I’m now 6 months into my journey of solo bootstrapping a profitable software business, and I just want to say thanks to everyone who helped me get here. To give back, here’s 31 tricks for starting a company that I’ve learned along the way.
Email
1. Start cold outreach with the words "I'm reaching out because". It rapidly raises trust.
2. Skip writing the parts no one reads: "Just following up", "hope you're well".
3. Get a reply from non-responders by sending a single word: "bump"
4. Put the question you want to ask at the start of a paragraph, at the end, or on its own line—never in the middle of other text.
Pitch decks
5. Make a short deck (< 10 slides) for when people ask for an overview of what you do.
6. Keep the deck under 3 minutes of presentation time.
7. Before the pitch, say how long it'll take. People pay attention better if they know how long they need to focus.
8. Deck formula: start with the problem you solve, then the solution to that problem, then only the most important details
9. Give the problem you solve a name. Mine is the $10,000 demo problem.
Marketing
10. Make product taglines start with a strong verb or adverb + verb combo. Verbs are easier to picture in the mind's eye. ("Rapidly simulate production traffic to your backend")
11. Start sub taglines with the name of the product and what category it fits in. Is it a cow, chicken, or fish? ("ShadowTraffic is a containerized service for declaratively generating data, packed with knobs to perfectly mimic your production traffic.")
Sales calls
12. If you've never met, spend 10 seconds telling them who you are and why you're worth taking seriously. They don't yet trust you.
13. Ask who they are and what their role is—no one wants to be purely sold to, and you need this information anyway.
14. Speak slowly so you're not misunderstood. If they're confused, you're toast.
15. Find out if they're serious about using your product by asking if the problem you solve is on their roadmap.
Product
16. Build the website before you build the product.

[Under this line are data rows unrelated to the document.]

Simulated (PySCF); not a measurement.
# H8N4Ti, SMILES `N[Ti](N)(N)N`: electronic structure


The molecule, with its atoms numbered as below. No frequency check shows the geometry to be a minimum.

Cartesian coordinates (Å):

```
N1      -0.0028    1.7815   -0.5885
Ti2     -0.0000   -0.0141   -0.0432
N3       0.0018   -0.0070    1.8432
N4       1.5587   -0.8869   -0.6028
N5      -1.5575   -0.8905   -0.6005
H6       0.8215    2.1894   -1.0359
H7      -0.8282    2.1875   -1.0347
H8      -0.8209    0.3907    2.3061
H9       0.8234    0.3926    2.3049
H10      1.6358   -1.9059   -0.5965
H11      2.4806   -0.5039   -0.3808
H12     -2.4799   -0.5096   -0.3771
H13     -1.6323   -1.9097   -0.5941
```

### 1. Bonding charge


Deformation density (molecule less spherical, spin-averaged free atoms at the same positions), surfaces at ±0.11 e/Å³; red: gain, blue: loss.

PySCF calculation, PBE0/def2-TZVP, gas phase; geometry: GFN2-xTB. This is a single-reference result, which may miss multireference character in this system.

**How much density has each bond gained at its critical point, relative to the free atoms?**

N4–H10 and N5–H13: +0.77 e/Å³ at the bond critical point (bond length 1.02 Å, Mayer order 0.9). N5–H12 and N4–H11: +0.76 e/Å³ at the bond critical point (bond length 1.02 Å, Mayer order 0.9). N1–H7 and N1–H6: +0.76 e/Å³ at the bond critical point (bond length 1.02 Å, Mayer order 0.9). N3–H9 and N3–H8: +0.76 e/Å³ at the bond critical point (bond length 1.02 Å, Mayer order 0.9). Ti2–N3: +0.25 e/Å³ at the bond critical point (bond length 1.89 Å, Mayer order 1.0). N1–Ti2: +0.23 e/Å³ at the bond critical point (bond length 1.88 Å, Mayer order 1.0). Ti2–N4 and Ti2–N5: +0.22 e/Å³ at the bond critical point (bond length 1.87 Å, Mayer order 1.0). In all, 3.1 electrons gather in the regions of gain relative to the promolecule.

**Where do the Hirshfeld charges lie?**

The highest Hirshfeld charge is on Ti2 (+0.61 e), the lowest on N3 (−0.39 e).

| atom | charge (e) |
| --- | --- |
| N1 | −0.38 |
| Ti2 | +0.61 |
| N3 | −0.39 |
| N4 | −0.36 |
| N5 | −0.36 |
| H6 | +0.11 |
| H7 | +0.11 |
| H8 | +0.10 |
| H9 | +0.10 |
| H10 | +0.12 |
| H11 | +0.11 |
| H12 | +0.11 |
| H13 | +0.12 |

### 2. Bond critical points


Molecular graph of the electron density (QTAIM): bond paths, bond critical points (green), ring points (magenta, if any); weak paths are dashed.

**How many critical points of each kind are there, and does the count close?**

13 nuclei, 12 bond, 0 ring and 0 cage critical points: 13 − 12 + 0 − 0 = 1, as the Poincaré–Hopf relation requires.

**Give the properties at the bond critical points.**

17. Make a waitlist on the website to gather leads. Do it on the cheap with a Google Form and an S3 static site.
Misc
18. Design - use 5-7 colors, and up to 10 shades of each color.
19. Support - use Slack Connect to provide customer service.
20. Social media - avoid ending text on abstract words that are hard to visualize, especially prepositions like "for" and "in". Strong final words ring in the reader's ear.
21. Writing - people are busy. Write your text. Then write the TLDR. Then delete everything but the TLDR.
22. Writing - to convince someone, start by praising their work, then use the word "but" to start your criticism. It draws people in without being harsh.
Workflow
23. Use timers to get into flow without worry about missing mid-day meetings.
24. Plan goals using a combination of result and process goals. Result goals are what you want to happen. Process goals are what you will do to make the result happen.
25. Write down the reason you want to achieve each goal. Review it before you start work.
26. Make long-term (6+ month) goals, weekly goals, and daily goals that link to one other.
27. Keep a list of things that get you fired up. Look at it when you're down.
28. Journal at the start and end of every work session. It's harder to go down a bad path if you're constantly writing about it.
29. Set your phone to do not disturb. Only allow through critical calls/texts from family.
30. Figure out what your fatigue point is, then take a short break a bit before that happens. You'll stay fresh longer.
31. Avoid looking at your phone during breaks.
Hey Michael 👋 Quick question:
"start by praising their work, then use the word "but" to start your criticism" is in contradiction with Dale Carnegie’s How to (etc etc) teachings.
Didn’t you mean the other way around?
Did this technique work better for you?
Thanks for all the tips!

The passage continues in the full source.